GM Defense is leveraging its corporate parent’s Ultium battery technology that will bring electric power to the battlefront, a project being developed for the Defense Innovation Unit (or DIU), a Department of Defense (DoD) division founded to help the U.S. military make use of emerging technology.
The initiative could lead to a future battery-electric vehicle (BEV) for the U.S. Marine Corps and will set the stage for standardization of their lithium battery platforms. The effort is meant to fulfill a 2030 federal government objective to “meet critical defense battery demand with multiple-source domestic suppliers,” according to the DIU.
That means the same technology that underpins the GMC Hummer SUT and Silverado EV is undergoing testing for the DoD. Testing of Ultium batteries would initially lead to a battery module that would power drones communications and other battlefield electrified needs and be fitted to the four-seat Infantry Squad Vehicle, or ISV, a specialized infantry vehicle based on the Chevrolet Colorado ZR2.
The road to an electrified military
Last September, GM Defense, a subsidiary of General Motors, was one of five companies awarded the chance to develop a battery pack prototype. Five months later, the DIU announced the DoD’s intention to accelerate adoption of commercial EV battery technology for military use by launching the Jumpstart for Advanced Battery Standardization project, or JABS. The effort looks to prototype battery systems using standardized state-of-the-art technology and manufacturing.
“Our strategy is to learn how large of a building block we can leverage, how to package the commercial technology into non-proprietary defense interfaces, and how to integrate batteries evolving at the speed of industry into defense platforms with static structures,” said Daphne Fuentevilla, the deputy director of the Navy’s operational energy office in a statement at the time.
That strategy was put in motion late last month, when the DIU awarded GM Defense a second contract to prototype an energy storage unit for the DIU’s Stable Tactical Expeditionary Electric Power (STEEP) program to support tactical microgrid and energy management in remote, austere locations.
“This contract award demonstrates our ability to leverage advanced commercial technologies and investments from our parent company, GM, to reduce warfighter fuel consumption, and lower acoustic and thermal signatures, while providing efficient energy at the tactical edge,” says Steve duMont, president of GM Defense.
Other automakers awarded
But GM Defense wasn’t the only automaker awarded a contract by the DIU. Earlier this month, Texas-based EV startup Canoo, one of the other five companies charged with developing a technologically advanced commercial battery pack that can be scaled for military use, also was given the go-ahead.

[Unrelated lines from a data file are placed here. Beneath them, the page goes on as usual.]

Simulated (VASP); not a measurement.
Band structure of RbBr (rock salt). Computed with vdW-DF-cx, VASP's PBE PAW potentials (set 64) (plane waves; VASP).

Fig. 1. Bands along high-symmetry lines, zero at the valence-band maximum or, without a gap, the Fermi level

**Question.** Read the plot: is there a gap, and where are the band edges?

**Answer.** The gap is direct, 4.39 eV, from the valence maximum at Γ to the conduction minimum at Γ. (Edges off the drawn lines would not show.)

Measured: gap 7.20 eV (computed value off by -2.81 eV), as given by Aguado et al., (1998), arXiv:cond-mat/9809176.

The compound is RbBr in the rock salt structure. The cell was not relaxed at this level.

This is far from Canoo’s first project for the DoD, as it delivered the Light Tactical Vehicle (LTV) to the U.S. Army for analysis late last year. With 600 horsepower and all-wheel drive, the LTV can be converted from a pickup to a flatbed truck, cargo vehicle or other configurations.
And earlier this month, the neophyte automaker delivered three Crew Transportation Vehicles (CTVs) to the National Aeronautics and Space Administration (NASA) in Merritt Island, Florida, for the Artemis lunar landing missions.
“The LTV is another milestone proving the power of our technology and how it can be used, even in tactical situations,” said Tony Aquila, chairman & CEO at Canoo.
But Canoo isn’t alone. In January, Lucid was issued an award to develop battery module prototypes for testing and analysis by DoD that, like other OEMs, would be used for integration in electrified tactical military vehicles.
Two other unnamed manufacturers are also participating.
Out with the old
The new units would replace diesel generators currently used, which are either fully on or fully off, meaning a lot of fuel is wasted whether the amount of electricity used is large or small.
The programs are seen as a stepping stone to the U.S. military putting battery electric vehicles (BEVs) onto the battlefield.
With GM Defense already proving the merit of the turbo-diesel-powered ISV, a hybrid or BEV version isn’t unimaginable. In fact, GM Defense’s ISV family includes an All-Electric Military Concept Vehicle (eISV) that combines the nine-passenger ISV platform with a 3-Phase AC Permanent Magnet Motor and a 400-volt, 66-kWh battery with a two-speed transfer case, Dana front and rear electronic locking differentials, and a 2.62 low range.
And that’s not all.
An autonomous eISV for transporting electronic weapons and defense into battle is also being designed. While the Marine Corps may not be ready for such a vehicle, GM Defense will have one ready when the DoD is. But odds are, so will Canoo and Lucid.
In the meantime, STEEP operational testing and evaluation is expected within 18-24 months.